Today the weather is wetter and colder than it should be but things are moving along!
This morning we read a post from a man who moved to our city two days ago and said he regrets it already. There had been abundance, sunshine and friendliness in the place he had been before. Poor guy! We said. Soon he'll get used to eating supermarket sandwiches under doorways to keep the bread from getting soaked with rain.
Joking, joking, joking!
We are not looking at things so bleakly anymore.
These days we are waking with the dawn, washing with natural soap and wearing sweaters and shoes purchased in France. We are attempting to undergo a full body/mind transformation. To keep us from lapsing back into the old habit of sleeping all day, we have decided not hang curtains or blinds. Whatever happens in the top half of our bedroom is fully open for our neighbors to see. When laying flat on our bed, we are just a few inches below visibility. In the mornings, we avoid exposing our bodies by sliding down and getting dressed on the floor.

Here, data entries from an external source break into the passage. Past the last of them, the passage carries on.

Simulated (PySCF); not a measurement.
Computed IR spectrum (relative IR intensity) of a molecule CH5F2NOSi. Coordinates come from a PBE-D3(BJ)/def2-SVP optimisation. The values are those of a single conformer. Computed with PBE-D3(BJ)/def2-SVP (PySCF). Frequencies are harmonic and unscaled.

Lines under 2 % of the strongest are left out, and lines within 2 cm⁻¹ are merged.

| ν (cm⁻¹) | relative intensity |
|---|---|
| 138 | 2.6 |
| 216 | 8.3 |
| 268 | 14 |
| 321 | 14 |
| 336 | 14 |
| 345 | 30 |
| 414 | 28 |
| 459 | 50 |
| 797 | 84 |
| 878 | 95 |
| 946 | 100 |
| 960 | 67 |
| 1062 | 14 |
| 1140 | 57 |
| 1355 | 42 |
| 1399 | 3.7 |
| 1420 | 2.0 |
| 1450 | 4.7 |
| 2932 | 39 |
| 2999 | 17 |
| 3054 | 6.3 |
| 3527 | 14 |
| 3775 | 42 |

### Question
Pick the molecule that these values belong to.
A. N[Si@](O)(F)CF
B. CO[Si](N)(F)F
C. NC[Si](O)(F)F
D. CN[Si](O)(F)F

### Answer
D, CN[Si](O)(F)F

For now, we have promised ourselves there will be no more freakouts about how empty and cruel life here can feel. No more looking at life as a painful and stupid mechanism of unending consumption. No more describing it as a numbing gorgefest constructed of feeding troughs for asinine pigs. No more leaving comments that say we are living in the Kali Yuga, a dark age of upscale food courts and 'purpose-led' branding. No more believing the only reasonable response is a seething antipathy toward everything.
We are taking a more cheery disposition.
We are becoming people who speak about life as if it were something to give a damn about. We are going to the gym and lifting heavier and heavier weights. We are going to a specialty store for vegetables and snacking on cashew nuts. We are reading a 1,500 page New Age book that teaches us how to pursue miracles. The first thing we have to do, says the book, is accept that none of this is real.
Also, we are hunting for jobs.
Just this week we were invited to interview for a position at a company that sells luxury dog food. Every batch, says the website, is prepared and tasted by human chefs. We watched a video of happy dogs in large houses scarfing down bowls of top quality wet, chunky and beige. The first step in the interview process was to record a minute-long video and show off our personality. The second was to meet with the company’s AI recruiter to assess our attitude and expertise. After that came a written task that would take seven days. Only then would we meet members of “the squad”.
By now it is clear to all of us that we are living in an age where life is little more than a series of humiliation rituals designed to weed out those still dumb enough to believe in dignity. So it didn't bother us that every email the dog food company sent greeted us by saying Woof.
We like to think we are good and kind people who have listened to enough podcasts to know the right way to act. But, we can, at times, be sneering and pretentious. We do have our flaws. We found it hard to say ‘job at a dog food company' without cracking up.
We have returned to this city because of circumstances outside of our control, but we are doing what we can. We have talked our way into renting an apartment in a beautiful neighbourhood with no signs of decay. To satisfy the landlord, we were asked to install apps that let them see into our bank accounts. From here, we will continue our search for a place to stand permanently - not for money or fame or glory, but out of a our simple hope that, somewhere, firm ground still exists.
This week, we read that electricity costs more here than in any other country in the world. We also read that the bosses of our water company received nine million in bonus money even though there is more raw sewage in our water than ever before. This place is a bucket of greedy crabs, but we will not let ourselves feel embattled, persecuted or beleaguered. We are staying cheery and training our brains to look on the bright set. We watched twenty minutes of a documentary that idealised living conditions in other countries and forced ourselves to reject it outright.
We are pursuing miracles as a device for perception-correction. Only creations of light will be real, everything else will be considered part of the nightmare and not allowed to exist.
In this mode, we will be able to see time as an illusion and use it constructively to get jobs where we are not asked to woof like dogs. We will plan a life for ourselves far away from this place, and bank sufficient funds to get set up. We will read books, take walks, and see our friends. Then, when our lease is up, we will go.
"A miracle is a correction factor introduced into false thinking. It acts as a catalyst, shaking up erroneous perception and reorganizing it properly. This places you under the atonement principle, where perception is healed. Until this has occurred, revelation of the divine order is impossible."
Right now, we are learning to perceive our surroundings fully instead of only selectively to see if that helps.